Festivals Interviews Movies SXSW

SXSW 2019: An Interview With “Mack Wrestles” Co-Directors Erin Sanger and Taylor Hess

Erin Sanger and Taylor Hess are co-directors on the ESPN Films 30 for 30 short “Mack Wrestles.” The documentary short, which had its world premiere at the festival on March 8, is about a transgender student-athlete, Mack Beggsin Texas and the controversy that surrounds him.

We spoke with the co-directors , and here’s what they had to say about filming it:

Mack Wrestles

Are you on the ground at SXSW?

Erin: We got here on the 7th, our premiere was the night of the 8th and we’re going back to NY on the 13th.

Is this your first time here? I know you both have your own careers, but have either of you been to SXSW?

Erin: We’ve actually been here together before.

Taylor: Yeah, we were here with a short narrative actually a few years ago that we premiered here. So it’s nice bringing another film back here. It’s a great festival.

How did you end up working together originally?

Erin: Originally I had seen Taylor act. We had a mutual friend and I had seen Taylor act in one of his films and thought she was great in it, and would be great for a role I’d written. So we connected and I sent her the script and she ended up playing one of the leads in it.

Oh, that’s so cool!

Taylor: Yeah.

What led you two to working together on “Mack Wrestles?”

Taylor: I was working at a documentary company and I was kind of itching to branch off and make something of my own. I knew that Erin had done a lot of great doc work, and I’d worked with her before, so I wanted to work with her on something. We were kind of going back and forth on a couple different story ideas and the one that ended up happening was “Mack Wrestles.”
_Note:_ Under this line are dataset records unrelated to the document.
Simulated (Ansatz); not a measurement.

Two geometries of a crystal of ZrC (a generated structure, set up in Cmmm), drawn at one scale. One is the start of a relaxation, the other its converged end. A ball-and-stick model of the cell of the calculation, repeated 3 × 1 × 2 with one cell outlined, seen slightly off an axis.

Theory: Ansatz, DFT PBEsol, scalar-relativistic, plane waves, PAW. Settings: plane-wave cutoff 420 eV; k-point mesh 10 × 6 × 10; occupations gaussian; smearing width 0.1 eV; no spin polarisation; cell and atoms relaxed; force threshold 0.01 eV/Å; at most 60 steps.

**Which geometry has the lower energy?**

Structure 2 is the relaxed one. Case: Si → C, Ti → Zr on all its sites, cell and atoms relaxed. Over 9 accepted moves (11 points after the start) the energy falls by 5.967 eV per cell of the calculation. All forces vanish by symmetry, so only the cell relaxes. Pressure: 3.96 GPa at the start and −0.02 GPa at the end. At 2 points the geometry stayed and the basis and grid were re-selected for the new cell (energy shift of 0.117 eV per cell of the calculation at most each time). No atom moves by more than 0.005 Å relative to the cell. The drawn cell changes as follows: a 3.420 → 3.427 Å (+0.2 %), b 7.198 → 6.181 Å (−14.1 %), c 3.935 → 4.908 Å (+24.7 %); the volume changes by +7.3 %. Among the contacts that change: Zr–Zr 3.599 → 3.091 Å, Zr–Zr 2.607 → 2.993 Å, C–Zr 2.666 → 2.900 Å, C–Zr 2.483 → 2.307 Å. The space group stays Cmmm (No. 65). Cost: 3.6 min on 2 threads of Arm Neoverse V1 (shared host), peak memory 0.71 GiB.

It came about because this ESPN reporter, Katie Barnes, had written this really amazing article about Mack and we were both very moved by the article. And I think we both felt like it could be a great film. We were writing treatments, and pitching it, and we were trying to find a way to make it. Then everything just magically started falling into place, and we were able to make the movie we had imagined, which was very lucky.

So you kind of had an idea of how you wanted to tell the story from the beginning. How much did Mack’s point of view factor into that?

Erin: Well, Mack and Nancy [Mack’s grandma, pictured with him above] — we really lucked out with them. They were great to work with; they were very open with us and very honest in their interviews. So a lot of the structure of the film was shaped around powerful moments from their interviews. We also just inevitably had to construct the film around what happened, both in the past and the present. When Mack was no longer on the national team that was a huge shift in our story, so we kind of had to reexamine what the film looked like after that.

Taylor: I would say that the end — the actual final result that people can see — is very close, I think, to what we initially imagined while we were first having phone calls with Mack and Nancy. We were first imagining what the film might be about, and then of course we met them in person, and a lot changes in production.

I think the thing that first really drew us in was the relationship between Mack and Nancy, the power of Mack as one person making so many waves — not only in his community, not only on his wrestling team, not only in Texas, not only in the country, but in the whole world. We felt like he was kind of this huge symbol so we wanted to tell a story that was about him as a person — like a human story — but also capturing this huge effect of what happened to him and the ripples that it had.

It’s obvious from watching the film that Mack’s family was very supportive. But did you experience any pushback from Mack’s family, friends or coaches?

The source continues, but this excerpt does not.